Robert Hayden (1913-1980)
If, in fact, the poem is autobiographical and the father to whom he refers is William Hayden, the poet does not condemn him for the beatings that, by his own admission, lead Hayden into periods of depression. Instead, he gives the man credit for his kind deeds, which he consistently performed despite the fact that they event unappreciated. He gives lyric expressions to the memories of his father related to his childhood stage.

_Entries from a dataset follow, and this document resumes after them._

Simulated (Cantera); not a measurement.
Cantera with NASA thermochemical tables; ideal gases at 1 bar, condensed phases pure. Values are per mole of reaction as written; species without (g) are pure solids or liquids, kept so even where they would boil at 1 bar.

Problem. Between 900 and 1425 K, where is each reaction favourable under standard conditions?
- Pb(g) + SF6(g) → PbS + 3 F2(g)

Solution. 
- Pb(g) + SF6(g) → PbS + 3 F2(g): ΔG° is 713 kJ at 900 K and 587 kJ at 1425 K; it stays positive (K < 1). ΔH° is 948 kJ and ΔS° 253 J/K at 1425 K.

In this short poem, the speaker recalls the suffering experienced by his father in every winter Sundays. Usually on Sundays, other people got rest and comfort, but even during the holidays his father had to work despite his suffering of weeklong hard labor. With the inclusion of the introductory phrase, "Sundays too", Hayden indicates that while his father had the day off and could have continued to sleep, he did not. Instead, he confronted the cold in order to chase it away. The task required effort and may have involved discomfort, if not pain. From hard weekday labor, the man's hands ache and his skin is cracked, Hayden tells the reader. Hayden closes this five-line stanza with the frank declaration that no one ever thanked the man for these efforts. Nobody understands the suffering of his father. Despite this limitation, father-son love was prospering, however in lonely offices. After the father makes the room warm, he calls his son to enjoy the warmth.
In the second four-line stanza, the speaker acknowledges his experience as a boy, waking to hear the effect of the fire's warmth of the house, which he describes as an audible noise of "splintering, breaking", an image that recalls the cracking of ice. The son in great fear of the anger of the house members would rise slowly and get dressed. The son can feel the anger, coldness and carelessness of other family members who talk to him indifferently and despite his act of driving the cold from house by making a fire, he would be insulted. Instead of giving thanks to him for working on Sundays and making a fire, he would be shouted at and they would act mercilessly. The words like 'slowly' and 'indifferently' stands for son's comprehensive attitude towards his father to be insulted in any way. He is the only person in the house who understands his father well.
The father does not rouse the boy immediately or force him to face the same cold darkness he did. The father waits until the rooms are warm, which is another distinct kindness. Still, at the end of this second stanza, the speaker indicates that he would dress slowly, aware (and fearful) of the "chronic angers of the house." He does not specifically indicate what the angers relate to or to whom they are attributed.
By the final five-line stanza, the speaker declares that his usual response to his father was, he feels now, ungrateful indifference. In the final line, he indicates that love sometimes expresses itself unassumingly, through actions rather than demonstrative expression. At the time, he felt only the negative energy that resided in the house and not of the effort his father went to in order to warm the house and polish his shoes. What is not directly stated, but clearly implied is that the speaker, now an adult himself, better understands the plights of adulthood and the exertions his father completed for his son's comfort
The poem is open to multiple interpretations. If we interpret this poem or regard the speaker as black, it's about the racial discrimination. The father son relationship in the poem is quite noticeable. Father polishes the shoes. Gives him warmth and care as well. Son too, speaks indifferently to the father as if he does not know. If they were seen intimate, probably father would be offended by the master. Moreover, he gets up slowly not to give any hint to the master and prevent the anger of any kind. Both father and son give the mutual care to each other.
Through this poem, the poet shows how racial demarcation fails to control human love despite its control of all human activities. It can control the speech or language and the behavior as well. But racial demarcation cannot control human love. Therefore, if anything, can challenge the racial domination that is love or bonding among the blacks. The racial discrimination might control and suppress all human activities, but not love. So is the case with poverty as well. The whites or the masters did not allow son and father to be intimate. But despite this contrast, they were always intimate. A poor has understood the other poor, son has understood the father and black has understood the black. So, it's only in the bonding, the speaker locates hope.